The remaining defendants in the Federal Trade Commission’s case against Rumson, Bolling & Associates have agreed to a settlement that permanently bans them from the debt collection business.
Part of the FTC’s continuing efforts to curb illegal debt collection practices, the settlement resolves FTC allegations that three debt collection companies, their owner, David M. Hynes II, and the companies’ principals subjected consumers to abusive debt collection practices and deceived their small business clients. Under the settlement, defendants will pay $700,000. In a separate settlement, the FTC also obtained over $400,000 in judgments against three other companies that Hynes controlled, which were alleged to have received funds from the defendants’ activities.
The defendants were based in Van Nuys, California, but collected debts nationwide. The FTC’s complaint alleged that the defendants used multiple illegal debt collection practices. Among other things, the agency alleged that the defendants berated consumers with obscene and profane language, threatened them with physical harm, improperly disclosed consumers’ debts to their employers, co-workers, neighbors, and other third parties, and falsely threatened consumers with lawsuits, arrest, seizure of their property, or wage garnishment. Several consumers reported that defendants even threatened to dig up the bodies of consumers’ deceased relatives for alleged non-payment of funeral bills.
The FTC also alleged that the defendants deceived their small business clients. Using the slogan “no recovery, no fee,” the defendants promised that they would collect their clients’ past-due accounts on a contingency basis. The FTC alleged that, in many cases, the defendants collected money for a client, then kept all of the money or more than they were entitled to keep. In some cases, the defendants asked clients for additional fees, purportedly for legal expenses in filing a lawsuit that would “guarantee” the successful collection of a debt. However, in many cases, the defendants failed to file the promised lawsuits and the clients never received any money in satisfaction of the debt.

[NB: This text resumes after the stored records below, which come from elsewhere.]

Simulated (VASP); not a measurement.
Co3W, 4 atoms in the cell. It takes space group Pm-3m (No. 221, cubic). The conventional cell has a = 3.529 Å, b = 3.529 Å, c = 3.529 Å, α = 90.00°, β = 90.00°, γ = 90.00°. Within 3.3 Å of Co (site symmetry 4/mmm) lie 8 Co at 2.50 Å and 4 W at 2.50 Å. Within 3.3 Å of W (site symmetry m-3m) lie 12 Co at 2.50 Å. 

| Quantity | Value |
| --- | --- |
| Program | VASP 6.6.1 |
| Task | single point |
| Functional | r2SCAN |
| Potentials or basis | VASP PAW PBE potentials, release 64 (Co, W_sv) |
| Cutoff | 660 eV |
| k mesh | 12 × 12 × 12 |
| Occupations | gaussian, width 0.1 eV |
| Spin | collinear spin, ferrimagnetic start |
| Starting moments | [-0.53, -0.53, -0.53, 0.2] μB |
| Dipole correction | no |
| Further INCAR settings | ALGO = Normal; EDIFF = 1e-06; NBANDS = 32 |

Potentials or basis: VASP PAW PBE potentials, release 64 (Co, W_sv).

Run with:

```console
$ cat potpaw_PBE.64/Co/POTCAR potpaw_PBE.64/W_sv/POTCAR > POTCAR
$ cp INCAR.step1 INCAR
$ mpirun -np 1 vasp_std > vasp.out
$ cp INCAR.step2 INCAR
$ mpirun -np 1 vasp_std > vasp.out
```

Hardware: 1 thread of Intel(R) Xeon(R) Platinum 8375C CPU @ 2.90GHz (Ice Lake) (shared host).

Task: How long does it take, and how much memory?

These practices allegedly violated both the Fair Debt Collection Practices Act, which bars deceptive, abusive, and unfair debt collection practices, and the FTC Act, which more generally bars deceptive and unfair commercial practices.
Under the settlement, defendants David M. Hynes II, Lorena Quiroz-Hynes, Forensic Case Management Services, Inc. (doing business as Rumson, Bolling & Associates, FCMS, Inc., Commercial Recovery Solutions, Inc., and Commercial Investigations, Inc.), Specialized Recovery, Inc. (doing business as Joseph, Steven & Associates and Specialized Debt Recovery), and Commercial Receivables Acquisition, Inc. (doing business as Commercial Recovery Authority, Inc. and The Forwarding Company) agreed to a $33.8 million judgment, which will be suspended due to inability to pay after they turn over $700,000. In addition, under the same settlement, defendants James S. Hynes and Heather True agreed to judgments of $43,822 and $233,973, respectively, which will be suspended due to their inability to pay. If it is determined that the financial information the defendants gave the FTC was untruthful, the full amount of the judgments will become due.
In a separate settlement, three companies that David Hynes controlled – Vesper Collins, LLC; Ramillies, LLC; and Innsbruck, LLC – agreed to turn over $403,487 to the FTC. The FTC named these companies as relief defendants, alleging that they did not participate in the defendants’ wrongdoing but still profited from it. In addition, the FTC has filed for a default judgment against another company owned and operated by Hynes, Kester Archwood, LLC.
For consumer information about dealing with debt collectors, see Debt Collection FAQs: A Guide for Consumers.
The Commission, including Commissioner J. Thomas Rosch, voted 5-0 in favor of authorizing the staff to file the consent agreements with the court.
NOTE: The consent agreements are for settlement purposes only and do not constitute an admission by the defendants that the law has been violated. Consent agreements have the force of law when approved and signed by the District Court judge.